You Win Psalm, You Lose Psalm


I wonder which of these is more represented in their mailbag:

Dear Alaska Airlines,

Thank you so much for including an excerpt from Psalm 107:1 with my in-flight meal. In these troubled times I'm more nervous about flying than ever before, and reading this reminder of the Lord's endurance and goodness comforted me as I partook of His bounty. It gives me tremendous peace of mind to know that Alaska Airlines places so much trust in God.

Maya Soltukeep


Dear Alaska Airlines,

I was horrified to find a psalm included as part of my in-flight meals during a recent round-trip on your airline. I'm sure the intent behind this handout is noble, but it is utterly inappropriate for a corporation to foist a particular belief system on its paying customers. It is not Alaska Airlines' place to instruct me to "Give thanks to the Lord." My relationship with God-- or lack thereof-- is my own personal business. A sermon might be the price of a meal at a soup kitchen, but it has no place on an airline. This underhanded proselytism is offensive, and it has cost Alaska this customer. I will not be flying with you again.

Nan Christian


Wow, those people sure do have interesting last names... Soul To Keep and Christian...

As for the average reaction to this, I would bet that most people would do what I would have done - look at it, shrug, throw it away, and forget about it.

So which did you send, Peter? Although this weblog might reach a wide audience, does it reach the right one? From most commentary here, you're preaching to the converted (forgive the metaphor). If you can take the time to type up and post Nan's letter here, you can also send it on to Alaska where it might do some good.

" is utterly inappropriate for a corporation to foist a particular belief system on its paying customers."

Fascinating. Why is it inappropriate? Would it be equally inappropriate to include, for example, the rules to various games that could be played on the plane? While I'm sure the game players might appreciate them, wouldn't they impinge on the non-gamers?

I'm rather fond of the fact that an Alaska Airlines or Chick-fil-a _can_ do this. Of course, I could be biased by appreciating the content - but I do think it's a good thing that a corporation can explicitly support causes the principals believe in. Of course, they don't influence my purchasing decisions, save for maybe a nudge on a choice between equals.

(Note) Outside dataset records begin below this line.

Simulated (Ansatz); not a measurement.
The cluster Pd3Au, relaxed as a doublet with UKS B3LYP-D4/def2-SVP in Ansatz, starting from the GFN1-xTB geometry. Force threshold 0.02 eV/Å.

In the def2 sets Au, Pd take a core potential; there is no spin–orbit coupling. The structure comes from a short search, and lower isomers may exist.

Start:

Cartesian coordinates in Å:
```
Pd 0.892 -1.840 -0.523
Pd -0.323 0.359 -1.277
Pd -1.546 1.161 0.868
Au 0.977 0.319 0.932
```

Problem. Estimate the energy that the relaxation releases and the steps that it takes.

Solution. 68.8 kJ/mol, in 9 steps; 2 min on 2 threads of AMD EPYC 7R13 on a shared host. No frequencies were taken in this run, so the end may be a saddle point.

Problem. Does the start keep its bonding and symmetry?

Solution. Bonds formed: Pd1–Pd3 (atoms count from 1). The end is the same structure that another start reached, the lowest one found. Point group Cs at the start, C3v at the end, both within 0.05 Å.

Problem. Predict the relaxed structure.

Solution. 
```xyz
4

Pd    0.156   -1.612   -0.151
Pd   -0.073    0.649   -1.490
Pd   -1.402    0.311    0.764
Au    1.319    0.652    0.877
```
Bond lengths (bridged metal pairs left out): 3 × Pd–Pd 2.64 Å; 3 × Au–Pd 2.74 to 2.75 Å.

Joe: It's inappropriate because religion is a personal matter. Nobody-- whether they be government, commercial, or neighbor-- has the right to interfere. The airline's job is to get me there in one piece and make me feel comfortable in the process. Promoting a particular faith over others alienates passengers who don't share that belief, making them uncomfortable.

If that tray had included a slip of paper endorsing Howard Dean (or any other candidate) for President, I'd have found it equally inappropriate. But if it were a Coke ad, I'd have had no problem.

If someone wants to start Christian Air, with a Bible in every seat pocket and a benediction before each takeoff and landing, I have no problem with that. Passengers would know in advance what they were signing up for.

As an atheist, I think I'd have said:

"Kudos to you for trying to inject a tiny dose of spirituality into an increasingly depraved society.

"I hope that next time, you'll include words of wisdom from other world religions as well."

So religion and politics are no-nos. But consumer products are okay?

Trust Jesus. Drink Coke. I don't see the difference.

The reality of the world is we're constantly subjected to advertising. Probably all of it is offensive to some part of the population. [The problem is that offensive is funny. Consider the car ad during the Superbowl. I was offended that those little children were swearing. (because the car was so cool). But that's what made it funny. So I got over it.]

Next time you make your reservation. Ask to be put in the atheist section of the plane, then you won't be exposed to a quote from the best selling piece of historical fiction known to man. I always ask to be placed next to people who don't drink coffee, since the smell of it makes me puke. Sometimes they believe me, and sometimes it gets messy. But with computers eventually all businesses will have their marketing so well targeted you won't be subjected to proselytism. Or then again. Maybe you will--afterall, I guess that is the point.

Peter: I guess, like Greg, I don't see a lot of difference. I wouldn't have a problem with an ad for a political candidate - whether one I care for or not - either, or if they handed out a copy of the Koran to every passenger. What I pay the airline to do is to get me from point A to point B. If they do it in a way that makes me uncomfortable, I'm not going to keep flying with that particular airline - but they've fulfilled their end of the deal.

I certainly understand that in this case they've made you feel uncomfortable, and believe you're acting reasonably in choosing not to fly with them again in the future. But I don't think that corporations should be under any requirement to be bland and faceless just in an attempt to avoid offending anyone.

It's not a question of being bland and faceless. It's a question of serving the customer without preaching to him. I shouldn't have to pay to have people throw their superstition in my face.